Maybe 7/16" or 1/2". Something large enough that it won't rip through the
wood with the many hundreds of pounds it will be carrying. The fewer you
use the easier the leveling will be, but the more stressed the wood
structure will be. You will probably need at least six, ALWAYS one on each
corner, and then 1-2 along each of long spans as well.

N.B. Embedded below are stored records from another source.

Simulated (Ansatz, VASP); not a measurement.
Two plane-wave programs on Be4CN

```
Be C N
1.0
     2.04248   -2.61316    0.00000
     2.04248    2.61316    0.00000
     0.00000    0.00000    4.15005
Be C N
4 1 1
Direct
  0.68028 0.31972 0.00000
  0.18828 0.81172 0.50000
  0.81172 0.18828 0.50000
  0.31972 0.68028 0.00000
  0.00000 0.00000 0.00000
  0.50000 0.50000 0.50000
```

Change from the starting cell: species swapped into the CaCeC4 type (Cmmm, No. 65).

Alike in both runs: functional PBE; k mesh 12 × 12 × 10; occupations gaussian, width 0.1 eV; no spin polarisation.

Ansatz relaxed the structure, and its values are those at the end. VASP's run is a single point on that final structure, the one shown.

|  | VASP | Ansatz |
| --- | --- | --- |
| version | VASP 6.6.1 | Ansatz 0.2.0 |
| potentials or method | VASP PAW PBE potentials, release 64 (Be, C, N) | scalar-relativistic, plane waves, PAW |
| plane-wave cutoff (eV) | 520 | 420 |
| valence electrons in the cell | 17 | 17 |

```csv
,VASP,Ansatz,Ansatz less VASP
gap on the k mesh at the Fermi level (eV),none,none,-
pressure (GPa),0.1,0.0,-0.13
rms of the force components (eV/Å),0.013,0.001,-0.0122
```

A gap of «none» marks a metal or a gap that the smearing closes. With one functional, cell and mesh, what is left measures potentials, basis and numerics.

>Do you think this method would really work for such a
>large weight? It does concentrate the load in one
>area (creating high pressure). Do you think its a
>high enough load to do damage to the concrete? (I
>doubt that...) How far apart would you recommend I
>space these "feet" if I need to use them? (assuming I
>go with a 9' stand)
I've used this up to several hundred pounds back when I was rigging stage
lighting equipment. I haven't used it on a tank yet, but I'm certain it
will work as long as the materials are scaled up to the sizes needed for
the weights involved. I'd probably want one every 3' or so around the
structure. It will take some effort to get them all leveled, but it should
work for you.
>how long would the bolt have to be since it needs to
>go into the wall too!
The wall anchor holds an angle bracket, then a second angle bracket bolts
to the first and to the threaded rod section. The idea is that the joint
between the two angle brackets can act as a hinge and allow some flexing.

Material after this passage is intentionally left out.